On Jun 16, 2006, at 8:27 PM, Bryan J. Smith wrote:

On Fri, 2006-06-16 at 19:20 -0400, ross brunson wrote:
Right on, I see the Samba exam as being something that tests your
ability to properly bridge or integrate the two environments, 'cause
let's face it, Samba exists so that it can help other systems
interface or replace or emulate etc. as or to a Windows system.

But there are many facilities _outside_ of Samba that _also_ bridge the two environments. Network authentication, directory and naming services that are _not_ provided by the Samba project do such for UNIX/Linux and Windows integration. They are just as key, and not just Samba provided
ones.

As much as I agree that all of this is integrated, I think that widening the scope to encompass all the possible permutations and inter-relationships between these topics is a bit beyond this format. You're talking about having someone answer a multiple-choice question, it can't be THAT complex if it's going to be conveyed in a single screen or even a couple of screens worth of text and pictures.

I guess you've probably gone on about this enough to make the point, so how do you propose to make all of this into objectives that won't bloat up into something that takes us 2-3 years? I think that the farthest we should be going is to have a Networked File Systems exam instead of just a Samba one, but I can't see making this into a full- blown directory services integrated file system with various authentication modules exam, unless everyone decides together that it should be reworked or revised.

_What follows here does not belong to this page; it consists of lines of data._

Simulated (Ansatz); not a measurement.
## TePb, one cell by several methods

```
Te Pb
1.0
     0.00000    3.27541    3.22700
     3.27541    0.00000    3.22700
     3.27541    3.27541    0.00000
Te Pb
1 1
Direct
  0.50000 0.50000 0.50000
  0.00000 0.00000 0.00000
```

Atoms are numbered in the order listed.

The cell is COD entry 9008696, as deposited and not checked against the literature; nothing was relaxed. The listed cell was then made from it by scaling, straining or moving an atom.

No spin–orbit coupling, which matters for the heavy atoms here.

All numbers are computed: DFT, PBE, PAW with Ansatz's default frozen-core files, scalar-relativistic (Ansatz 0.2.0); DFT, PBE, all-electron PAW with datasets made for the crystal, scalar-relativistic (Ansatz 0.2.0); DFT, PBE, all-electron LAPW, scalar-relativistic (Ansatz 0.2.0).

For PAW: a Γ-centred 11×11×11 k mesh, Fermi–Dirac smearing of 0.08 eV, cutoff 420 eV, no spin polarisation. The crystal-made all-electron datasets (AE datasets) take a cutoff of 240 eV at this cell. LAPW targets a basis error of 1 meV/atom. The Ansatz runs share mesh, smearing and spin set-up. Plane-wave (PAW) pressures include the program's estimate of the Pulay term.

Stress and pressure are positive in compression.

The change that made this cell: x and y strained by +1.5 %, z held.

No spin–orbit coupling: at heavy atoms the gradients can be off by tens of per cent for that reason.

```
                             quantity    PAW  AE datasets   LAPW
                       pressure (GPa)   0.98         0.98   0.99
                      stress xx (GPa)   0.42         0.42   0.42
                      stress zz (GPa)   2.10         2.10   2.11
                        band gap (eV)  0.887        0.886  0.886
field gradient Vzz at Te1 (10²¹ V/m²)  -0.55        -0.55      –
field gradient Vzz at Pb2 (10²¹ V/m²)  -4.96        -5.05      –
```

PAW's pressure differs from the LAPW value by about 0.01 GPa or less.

Is that the goal? Are you asking the team to consider reworking the current Level 3 plan? How do we come to a consensus about this, and is it even open to a vote, as it were? Taki?


Yeah, nothing is worse than a bigoted Microsoft technician who hates
Linux and Unix and yet has to work around and with it for his job,
unless it's an equally bigoted OSS person who can't be bothered to
learn Windows technologies because they are "dirty" and
"proprietary".

Actually, it goes worse than that.

_Nothing_ is worse than someone who puts in a Linux solution but doesn't
know the first thing about UNIX/Linux services alongside Windows.
That's why the Linux server merely remains as a Windows server and
_nothing_ else.

Solid point, I would recommend it be a Migration/Integration focus,
and that would be one way only.  I feel no responsibility
*whatsoever* to teach/certify someone about how to migrate from Samba
to AD.

And if "Migration/Integration" is the key, at what point are we saying, "oh, Linux makes a great Windows server ... oh, but, we don't care about
other client support."

Never have said we don't care about client support, but at this level it almost has to be a Services play and set of tasks, with a light dusting of clients, we're TESTING them, not teaching them.


The Microsoft desktop certification has little to do with network
configuration. Windows networking is covered over a range of
training courses and certification programs - each of which has its
own examination.

The MCDST _does_ address some of the _client_ support.  In fact, the
MCDST and MCSA address _all_ of the Windows client support.  The MCSE
addresses *0* beyond what the MCSA does.

Umm, agreed, and the MCDST objectives can probably be used in part as "inspiration" for the client-config piece of the eventual exams we are writing, but I can't imagine that client piece being more complex than about 2-4 questions on any of the generated exams. The very fabric of what you are proposing we turn this into necessitates that we defocus on the client side except for some basics that match this level's difficulty.


It's even worse now, it's no longer one MS course per exam, they are
mixed up some now so that you can't just take a single course and get
a single exam out of the way.

Because technologies are inter-related.  That's the problem.  That's
always the problem.  The only way is to try to break it up into exams,
but much courseware is still inter-related, because of how the services
inter-operate.

You don't take just an exam on ADS that addresses everything.

And the main point you didn't mention is that you don't think we can just have a Samba exam that addresses everything that Samba touches or employs in it's inter-relationships. I think the risk is that suddenly we are testing in very complex scenarios that are going to be extremely difficult to fit into the question format that we employ with VUE and Prometric. This is going to make for a lot of "scenario" style questions and those will be by necessity very complex to read, understand and then pick an answer from a set list of single lines or sentences.


Again, my hope is that we all remember that this is a Level 3 cert,
and by this time people should have a good working set of networking
skills and not be a Window Virgin, very damn few positions I have
seen could be so isolated in todays networking environment, perhaps
at an ISP or some large corporation's Server group, but surely not in
the SMB or middle tier market.

You don't have to do a full exam on OpenLDAP or FDS. But you had better
understand some basic authentication protocols, their services setup,
common compatibility as well as how different resource services are
listed and available across an enterprise for different clients -- all
in addition to basic DNS, DDNS updates and key objects, such as SysV
records for Kerberos, etc...

Agreed, but again is the proposal that we chuck the current exam layout, or alter the exams to better incorporate what you envision as being needed?


This is level 3.

Ah yeah, but it has to be doable, not be such a mass of interdependent complexity that we can't write the exams.